Chinese tech giant Alibaba is back in the headlines as the company has launched an upgrade to its open-source video-generating AI model. The company has added advanced avatar capabilities to push the limits of what AI-generated video can do.
The updated model, called Wan2.2-S2V, can turn a single portrait photo into what the company calls “film-quality avatars” that can speak, sing, and perform on command. Announced on Tuesday, the new version adds speech-to-video functionality and builds on Alibaba’s existing video generation system.
The model incorporates cinematic-level aesthetics and complex motion generation using a Mixture-of-Experts (MoE) architecture with 14 billion parameters. It can generate synchronized full-body or half-body character videos at 720p resolution, with natural facial expressions, fluid body movements, and professional-style camera work.
Benchmark testing shows Wan2.2-S2V outperforms other video-generation platforms, including EchoMimicV2 and MimicMotion, across key measures such as video quality (FID), expression authenticity (EFID), and identity consistency (CSIM).
The upgrade underscores Alibaba’s urgency in keeping pace with rivals after the rise of Chinese AI startup DeepSeek, which has gained international attention with breakthrough research this year.

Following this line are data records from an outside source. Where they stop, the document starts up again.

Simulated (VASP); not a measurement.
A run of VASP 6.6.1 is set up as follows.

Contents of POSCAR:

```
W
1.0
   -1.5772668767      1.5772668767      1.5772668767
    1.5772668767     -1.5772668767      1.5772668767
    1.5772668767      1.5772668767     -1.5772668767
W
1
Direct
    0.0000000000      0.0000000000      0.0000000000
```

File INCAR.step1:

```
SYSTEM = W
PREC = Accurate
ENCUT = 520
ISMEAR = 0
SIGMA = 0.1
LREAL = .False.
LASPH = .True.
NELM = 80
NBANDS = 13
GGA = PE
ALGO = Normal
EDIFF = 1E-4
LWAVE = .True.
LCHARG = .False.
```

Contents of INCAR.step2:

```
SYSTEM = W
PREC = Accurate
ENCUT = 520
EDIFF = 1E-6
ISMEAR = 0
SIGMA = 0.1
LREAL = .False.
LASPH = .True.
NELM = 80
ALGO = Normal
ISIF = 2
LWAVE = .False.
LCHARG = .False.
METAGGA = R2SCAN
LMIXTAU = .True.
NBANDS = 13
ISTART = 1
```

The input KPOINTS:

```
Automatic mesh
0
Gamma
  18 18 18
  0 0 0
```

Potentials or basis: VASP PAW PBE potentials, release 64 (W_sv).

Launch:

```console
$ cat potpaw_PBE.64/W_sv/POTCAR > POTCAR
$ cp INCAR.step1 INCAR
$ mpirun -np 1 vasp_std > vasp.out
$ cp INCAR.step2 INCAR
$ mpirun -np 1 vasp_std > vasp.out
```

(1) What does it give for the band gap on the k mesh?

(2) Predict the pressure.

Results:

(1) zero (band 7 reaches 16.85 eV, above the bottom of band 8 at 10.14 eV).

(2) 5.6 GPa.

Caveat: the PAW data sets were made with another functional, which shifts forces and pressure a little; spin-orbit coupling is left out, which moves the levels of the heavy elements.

As a result, along with the new avatar capabilities, Alibaba is also moving into AI developer tools. Last week, it launched Qoder, which is an AI-powered code editor now in public preview and available for free. The standout feature of the tool is the new Repo Wiki, which automatically maps out hidden details in a project’s codebase, from architecture to dependencies, giving teams a shared understanding without relying on “that one engineer who knows everything.”